I miss the green onions at Taco Bell. :/ You made me remember. You take this pain into you, sir. You take it into YOU.
chives are just tiny scallions.
Chive flowers are delicious.
Maybe next time you do British night, you should make Cornish pasties.
Oh god oh god I’m triggered
CORNISH PASTIES TRIGGER ME
Okay, you deserve story time:
So I tried to make Cornish pasties once. And only once.
Ahem. I was gonna go for chicken, carrots, corn, maybe peas in a rich white gravy with handmade dough. Taking advice from SeriousEats and similar joints, I decided I’d do a vodka-based pastry dough to maximize tenderness by inhibiting gluten production while wetting the dough.
So I go through the whole laborious process of cooking up the chicken filling, then cutting like 1/2 cup each of frozen butter and shortening into like 3 cups of flour with my food processor. . .
. . . and then I promptly fuck up and use fluid ounces instead of tablespoons on my miniature measuring cup I was pouring the vodka into (basically a little 1/2 cup measuring glass dealio I use for making mixed drinks since it’s marked in tsp, tbsp, fl oz, and mL). AKA, doubling the amount of liquid that was supposed to go into the dough.
Which, of course promptly ruined it, turning it into a gooey mass the consistency of cake batter rather than beautiful pastry dough. Oh, and it also used up all of my vodka. My fairly nice (to me at the time) $15/750ml vodka.
Devastated, I drove out to the liquor store, bought another bottle of vodka, then bought more butter at the grocery store and restarted the dough recipe.
It still came out a little gummy, but I persevered, making about a dozen pasties, eggwashing them and baking them to perfection.
Whereupon we learned that my girlfriend, despite finding the concept intriguing, could not eat them. The whole “pie-crust-esque” shell stuffed with savory food instead of sweet pie filling was too much for her brain to process and it revolted at the taste. Which meant I now had like 10 large pasties to eat by myself. (Spoiler: I did not succeed)

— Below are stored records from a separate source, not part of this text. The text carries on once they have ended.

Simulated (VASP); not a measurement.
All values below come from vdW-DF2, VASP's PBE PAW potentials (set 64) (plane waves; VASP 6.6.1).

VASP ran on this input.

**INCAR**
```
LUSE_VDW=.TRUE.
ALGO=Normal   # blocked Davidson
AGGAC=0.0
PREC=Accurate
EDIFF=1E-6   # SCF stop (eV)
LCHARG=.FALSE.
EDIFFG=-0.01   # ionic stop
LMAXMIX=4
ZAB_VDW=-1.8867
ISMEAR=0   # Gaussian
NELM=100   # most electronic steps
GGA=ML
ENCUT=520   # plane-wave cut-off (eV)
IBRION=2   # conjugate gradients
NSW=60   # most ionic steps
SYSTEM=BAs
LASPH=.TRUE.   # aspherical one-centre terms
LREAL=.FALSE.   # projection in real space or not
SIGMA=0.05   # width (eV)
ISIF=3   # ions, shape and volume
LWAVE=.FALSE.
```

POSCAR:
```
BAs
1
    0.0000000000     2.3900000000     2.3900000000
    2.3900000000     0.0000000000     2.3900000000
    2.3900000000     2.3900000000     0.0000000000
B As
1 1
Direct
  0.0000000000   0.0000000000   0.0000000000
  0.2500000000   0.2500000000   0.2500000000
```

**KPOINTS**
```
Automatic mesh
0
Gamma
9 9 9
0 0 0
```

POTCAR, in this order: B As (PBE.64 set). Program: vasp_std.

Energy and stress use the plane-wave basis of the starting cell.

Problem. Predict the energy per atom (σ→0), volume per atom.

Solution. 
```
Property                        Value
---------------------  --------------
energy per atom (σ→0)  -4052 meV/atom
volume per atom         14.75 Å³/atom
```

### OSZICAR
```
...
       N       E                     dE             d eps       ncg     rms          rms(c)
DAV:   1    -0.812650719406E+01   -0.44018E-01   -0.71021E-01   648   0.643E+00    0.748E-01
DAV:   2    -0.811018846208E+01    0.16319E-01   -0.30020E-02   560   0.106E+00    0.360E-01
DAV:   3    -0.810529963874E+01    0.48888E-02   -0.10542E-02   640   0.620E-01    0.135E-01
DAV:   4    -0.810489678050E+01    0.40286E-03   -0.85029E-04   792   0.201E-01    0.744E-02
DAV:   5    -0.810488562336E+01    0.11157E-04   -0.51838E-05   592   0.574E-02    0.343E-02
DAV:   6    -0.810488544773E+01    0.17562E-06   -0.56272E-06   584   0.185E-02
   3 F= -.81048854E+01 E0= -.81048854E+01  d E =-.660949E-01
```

Undeterred, I took the remaining dough and stuffed it with jarred cherry filling. Unfortunately, by then, it had sat out too long and gotten a little soggy (butter was melting), and the liquid from the filling only made things worse, so by the end, I had these awkward blobs of melting dough barely containing sticky cherry goo. By then completely frantic, I nonetheless lobbed them into my deep fryer, whereupon the immediately disintegrated into a million pieces of rapidly burning dough and caramelizing cherry-goo, and not deep-fried fruit pies at all.
@Ginger_Yellow, I mean you no offense, BUT I WILL NEVER COOK YOUR PEOPLE’S GODDAMNED PASTIES EVER AGAIN
A real fucking tragedy. I can feel your pain. I want a fried pie thing now.
I STILL WANT THEM
Can you not freeze pasties? Maybe not after they’ve been baked?
Oh sure, yeah. But as you might imagine, after all that pain and horror, I was decidedly un-enamored of the concept and only managed to polish off a couple of the things as leftovers in the proceeding days before trashing the lot and weeping profusely.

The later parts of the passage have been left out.